Sonny Rollins, the tenor saxophonist and restless genius whose bold, distinctive tone and constant experimentation kept him on the cutting edge of jazz for more than 50 years, died Monday at age 95.

Spokesperson Terri Hinte said in a statement that Rollins died at his home in Woodstock, New York. She cited no specific cause of death, but said he had been largely housebound over the past couple of years because of various physical problems.

From his early days as a teen phenom to his more measured solo work and experimentation with free jazz, Rollins was revered for his improvisational skill. He was one of the last living greats of the bebop era and — along with John Coltrane and Charlie Parker — one of the most influential saxophonists of his time.

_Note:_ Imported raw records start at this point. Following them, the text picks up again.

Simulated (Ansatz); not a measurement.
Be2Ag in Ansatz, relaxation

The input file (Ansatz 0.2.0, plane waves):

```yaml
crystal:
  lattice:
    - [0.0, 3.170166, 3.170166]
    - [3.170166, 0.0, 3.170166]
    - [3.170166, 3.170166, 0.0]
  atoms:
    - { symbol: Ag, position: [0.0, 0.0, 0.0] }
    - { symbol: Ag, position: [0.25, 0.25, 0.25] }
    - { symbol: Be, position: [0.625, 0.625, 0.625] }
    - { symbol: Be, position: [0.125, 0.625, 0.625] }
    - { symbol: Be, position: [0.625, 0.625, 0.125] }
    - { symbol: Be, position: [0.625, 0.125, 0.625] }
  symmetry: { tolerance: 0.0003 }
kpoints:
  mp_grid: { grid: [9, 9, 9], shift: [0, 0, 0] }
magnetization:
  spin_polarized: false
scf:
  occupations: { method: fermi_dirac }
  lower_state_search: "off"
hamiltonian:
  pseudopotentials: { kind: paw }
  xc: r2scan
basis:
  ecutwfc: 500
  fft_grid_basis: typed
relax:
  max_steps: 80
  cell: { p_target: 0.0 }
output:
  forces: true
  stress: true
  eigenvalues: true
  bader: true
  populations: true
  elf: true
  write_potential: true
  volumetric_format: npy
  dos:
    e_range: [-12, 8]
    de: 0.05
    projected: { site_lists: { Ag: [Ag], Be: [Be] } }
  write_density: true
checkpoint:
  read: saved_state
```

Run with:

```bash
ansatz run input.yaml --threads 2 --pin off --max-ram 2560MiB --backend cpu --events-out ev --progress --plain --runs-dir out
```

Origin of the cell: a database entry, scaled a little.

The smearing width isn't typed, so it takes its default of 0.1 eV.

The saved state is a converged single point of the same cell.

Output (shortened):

Rock fans got a dose of his music with the Rolling Stones’ 1981 album “Tattoo You,” which features’ Rollins’ wistful sax solo on the ballad “Waiting on a Friend,” devised after watching Mick Jagger dance.

Despite his enduring success, Rollins was never quite satisfied with his art, occasionally taking lengthy hiatuses from playing and consistently adopting eclectic new styles.

He always referred to himself as “a work in progress,” saying he wasn’t one of those artists who settle into one way of playing.

Sonny Rollins performs during the Berkeley Jazz Festival at the Greek Theatre in May 1979 in Berkeley, California.

Ed Perlstein / Redferns / Getty Images


While his early bebop work was the most popular with his fans, Rollins never looked back, saying he found it “excruciating” to even listen to the flaws in his older recordings.

“I don’t consider myself a musician that has learned as much as I want to learn,” he told The Associated Press in 2007.

In the 1990s and 2000s, Rollins released a string of critically acclaimed albums. He maintained a rigorous practice regimen and continued to tour into his 80s. Pulmonary fibrosis, a thickening and damaging of the lungs, would eventually force him into retirement. He played his last concert in 2012 and stopped playing altogether in 2014.

While he missed the adoration of crowds, he missed the actual playing more.

“I played a couple of concerts early on where I was out in the open in the afternoon,” He told the New York Times in 2020. “I was able to look up in the sky, and I felt a communication; I felt that I was part of something. Not the crowd. Something bigger.”

His 2001 album “This is What I Do” earned him a Grammy award for best jazz instrumental album. He won again in 2006 for best jazz instrumental solo for “Why Was I Born?”

“Why Was I Born” was from the album “Without a Song: The 9/11 Concert,” a live recording from a performance in Boston just four days after the Sept. 11 attacks. Rollins, who had been evacuated from his apartment a few blocks from ground zero, had gone ahead with the concert at the urging of his wife and manager, Lucille. She died in 2004.

“I realized that this is the way life is,” he told CBS News, reflecting back on the attacks a decade later. “I don’t know why. I don’t know why this happens. I don’t know why people kill each other, hate each other. But it’s part of life. … I don’t know why. But it’s part of the way the world is. So, I had to accept it. And that incident helped me to accept and learn a lot about life.”

His survivors include a nephew, Clifton Anderson, and nieces Vallyn Anderson and Gabrielle DeGroat.

Sonny Rollins

Sonny Rollins during a concert in 1965.

Christian Rose/Roger Viollet via Getty Images


Theodore Walter Rollins was born into a musical household in Harlem on Sept. 7, 1930. His father, a naval petty officer, played the clarinet, his sister played the piano, and his older brother was a violinist.

“We used to listen to the Apollo Theater, and we used to hear all the big bands that came to New York. So I sort of imbibed a lot of music when I was a baby. And then, of course, I fell in love with the saxophone,” he told CBS News in 2011.

“As a child, I knew that I would be a prominent musician,” he said. “… I loved the music so much, I think it just consumed me. And I knew that was going to be what I had to do in life.”

When he was eight, his parents insisted he study the piano, but, as he recalled, “it didn’t take.” Instead, he said, he’d rather be outdoors playing baseball. But by age 11, Rollins became fascinated with the saxophone, and persuaded his parents to buy him one — an alto.

He had difficulty affording lessons and was largely self-taught, but Rollins quickly became an all-star, switching to tenor sax and playing the clubs at night.

Rollins had gotten his first major break in his late teens when he was invited to join Thelonious Monk’s band. He soon was jamming with Miles Davis and Bud Powell, who introduced him to the recording world even before he finished high school.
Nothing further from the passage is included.